When pressed on what it specifically sounded like, Bettencourt asserted, “It sounded just like me. I’m telling you… it sounded like me!

“[I was] super-disappointed. I was like, ‘I’m never gonna sound like Edward, ever. Ever!’ But that was the big[gest] bitch slap of all time when you realize, ‘Holy shit, it’s all about you. It’s all about your fingers.’

“And it’s not even just your fingers here, it’s where you hold the pick, and how much you hold the pick, and where you touch it. You don’t think about those things, but that’s how individual we are.”

During that first meeting with Van Halen, it wasn’t just the gear he played that ended up sticking in Bettencourt’s mind – it was also what he actually played using the gear that he especially remembers.

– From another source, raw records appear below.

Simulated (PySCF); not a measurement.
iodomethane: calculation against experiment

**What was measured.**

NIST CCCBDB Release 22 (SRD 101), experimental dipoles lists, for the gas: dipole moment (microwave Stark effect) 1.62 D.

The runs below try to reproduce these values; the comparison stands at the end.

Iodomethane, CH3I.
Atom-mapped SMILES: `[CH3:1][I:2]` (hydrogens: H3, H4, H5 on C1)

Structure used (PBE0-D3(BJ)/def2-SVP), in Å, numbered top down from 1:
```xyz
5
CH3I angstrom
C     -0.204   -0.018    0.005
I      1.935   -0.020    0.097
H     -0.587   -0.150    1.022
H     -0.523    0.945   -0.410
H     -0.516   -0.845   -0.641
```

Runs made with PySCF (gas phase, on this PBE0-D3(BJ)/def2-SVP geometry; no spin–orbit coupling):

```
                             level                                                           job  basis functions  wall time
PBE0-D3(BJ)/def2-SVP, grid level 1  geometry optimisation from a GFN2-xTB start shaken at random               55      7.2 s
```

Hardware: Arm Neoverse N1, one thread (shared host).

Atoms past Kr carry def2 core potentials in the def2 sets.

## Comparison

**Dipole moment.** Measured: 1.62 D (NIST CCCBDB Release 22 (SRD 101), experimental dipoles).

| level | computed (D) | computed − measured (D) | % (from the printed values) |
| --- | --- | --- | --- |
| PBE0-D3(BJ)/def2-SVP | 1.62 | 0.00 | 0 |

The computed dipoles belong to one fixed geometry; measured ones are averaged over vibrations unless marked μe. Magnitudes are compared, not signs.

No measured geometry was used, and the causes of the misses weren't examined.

Speaking to Guitar World, the Extreme virtuoso once recalled how he decided to play some two-hand tapping lines in front of the technique’s chief proponent on that same occasion. 

As Bettencourt explained, “He handed me his guitar and said, ‘You’ve gotta check out this pedal.’ And it’s like, ‘You want me to play while I check out this pedal?’”

“So now Eddie is leaning in front of me, dialing in stuff on his pedalboard. And what do you do when the alien who walked off the spaceship that changed your life is in front of you? What do you play? Like an idiot, I kicked into the solo from [Extreme’s] Get the Funk Out. I became a cover of myself. 

“But the second I go into the tapping part, Eddie turns around and stops me. He goes, ‘Hey, hey, none of that silly stuff.’ That scared the shit out of me. 

“It took me a minute and then I said to myself, ‘He knows who I am. He reads.’ Because at that time an article had just come out – it may have even been in Guitar World – and the interviewer asked about Get the Funk Out. He said, ‘You’re doing tapping your own way.’ And I told him, ‘To be honest with you, I feel silly when I do tapping. Not because it’s embarrassing, but because it’s so Eddie.’ 

“Later on, after I got comfortable around Eddie, I asked him, ‘Did you read that article?’ And he said, ‘Yeah, I read that.’ I was like, ‘Wow, Eddie Van Halen read an interview I did!’ Even that shit seemed impossible to me.”

Bettencourt joins the “tone is in the hands” camp alongside a wealth of high-profile players, including John Petrucci, who once spoke to Guitar World about how he ended up sounding exactly like himself while playing through Joe Satriani’s rig.

Other guitarists who have flown the flag for the tone hands contingent include John Mayer, who played a cheap Epiphone Les Paul through a Roland practice amp but still sounded a million dollars.